We’ve taken our children, of which there are now three(!), to Italy, France, England, Iceland, the Faroe Islands, Canada, Japan—and plenty of places stateside, too. What hard-earned lessons have we learned along the way? What are our best tips for parents navigating travel with a baby for the first time? I’m so glad you asked.

1. Remember that “vacations” at this point are just parenting in a beautiful place.
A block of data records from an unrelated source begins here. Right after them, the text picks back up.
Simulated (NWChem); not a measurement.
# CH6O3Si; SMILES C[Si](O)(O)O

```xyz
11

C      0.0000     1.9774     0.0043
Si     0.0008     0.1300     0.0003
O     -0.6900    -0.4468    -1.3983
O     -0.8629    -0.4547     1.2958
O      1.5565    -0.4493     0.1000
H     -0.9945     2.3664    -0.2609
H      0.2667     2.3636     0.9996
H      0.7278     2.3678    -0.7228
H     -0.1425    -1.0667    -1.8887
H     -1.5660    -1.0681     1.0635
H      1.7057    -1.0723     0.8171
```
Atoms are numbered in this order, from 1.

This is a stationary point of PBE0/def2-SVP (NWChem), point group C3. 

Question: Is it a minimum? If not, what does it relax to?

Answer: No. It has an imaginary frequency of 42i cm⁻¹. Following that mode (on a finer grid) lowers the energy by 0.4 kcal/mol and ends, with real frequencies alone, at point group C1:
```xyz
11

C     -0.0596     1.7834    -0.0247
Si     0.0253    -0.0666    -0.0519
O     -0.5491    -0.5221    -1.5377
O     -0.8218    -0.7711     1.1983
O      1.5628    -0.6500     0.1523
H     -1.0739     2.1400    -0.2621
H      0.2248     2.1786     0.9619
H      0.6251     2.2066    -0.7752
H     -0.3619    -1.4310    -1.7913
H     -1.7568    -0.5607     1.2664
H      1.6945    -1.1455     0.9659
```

The sooner you embrace this, the sooner you’ll be delighted by your experience instead of annoyed by it. Baby needs to stop to eat on the way to the art museum? Feel grateful for the reason to pause and people watch while baby fills their belly. Blowout on the way home? Perfect excuse to pop into a local shop and pick up a sweet new outfit. Home for the night at 5 p.m. because baby can’t hang? (They get jet-lagged, too!) Hooray for takeout from somewhere that isn’t the place you always order from at home. (We had the most amazing carbonara out of boxes at our Airbnb in Rome while our kids were sleeping and I still salivate thinking about it.)

2. Lower your expectations and then lower them again.

Plan to do one thing each day. See one site. Visit one market. Take one hike. And then leave the rest of the day open to revolving around whatever baby needs. Maybe you’ll go back to your villa and all nap together. Maybe they’ll nap on the go, and you’ll get to pop by a café for a leisurely pastry. Maybe you’ll find a shady park to pass the afternoon in. The key is to count on just one very manageable thing and know that anything beyond that is gravy.

3. Pay a little more for convenience and/or comfort.

Book the ticket with as few layovers as possible. (I repeat: Book the ticket with as few layovers as possible!) Similarly, arrange a car service for airport transfer, if the train or bus route to get into town is complicated. Opt for a private tour over a group tour, when possible, so you can go at your own (aka baby’s) pace. Upgrade to a suite, so you have a separate space to hang while baby is sleeping. Better yet, book a place with a view, so even if you only leave to pick up that aforementioned carryout dinner, you’ll be able to literally see and enjoy the change of scenery.

4. Pack light. Like, really light.

Carrying a lot of luggage is pretty much the worst, and that’s especially true when you’re also toting a babe, so pare down where you can. Depending on where you’re traveling, you can likely buy most of the random “might needs” there if you end up needing them. You can also buy diapers, extra wipes, etc., at your destination if you’d rather not carry them. (Although! If you do pack them, it essentially reserves that space for souvenirs on your way home, which is not a bad thing.) As for clothes, if you book an Airbnb with a washing machine, plan to do a load or two while you’re traveling to save on space (and keep those spit-up stains from setting).

5. Skip the stroller.

Cobblestone streets. Crowded restaurants. Stairs. There are so many times it’s inconvenient to have a stroller that, in my experience, it almost always outweighs the benefits of having one. Consider leaving the stroller at home and opt to bring a wrap (or even two) with you. It’s far more compact, super reassuring for baby as they take in new sights and sounds and smells, and helps deter any well-meaning strangers from getting too close. (It’s like a look-but-don’t-touch sign that translates into any language.) We’ve traveled sans stroller a lot and never regretted it.

6. Connect with locals. 

Little ones make the best icebreakers. A quintessential Italian grandmother brought out a plate of food for our son at her restaurant and stood there cutting it up herself for him to enjoy. Our blond daughter was practically a celebrity in Japan, where gaggles of teen girls would follow her and delight at her coy waves. And we received an extra little something at every bakery in Paris for our petite companion. Almost everyone we’ve encountered has been especially friendly and accommodating of our pint-sized travelers and we’ve chatted with locals so much more than we ever did when it was just the two of us. It’s been one of my favorite unexpected perks of having them along!

    Wherever you go and whatever you do, know that your trip will look different than it would if you were sans children. And that that isn’t necessarily a bad thing. Even if we’re not able to do all the things we want to, it’s worth visiting new destinations just to get a taste for them. And if we really love them, we tell ourselves, we can always come back.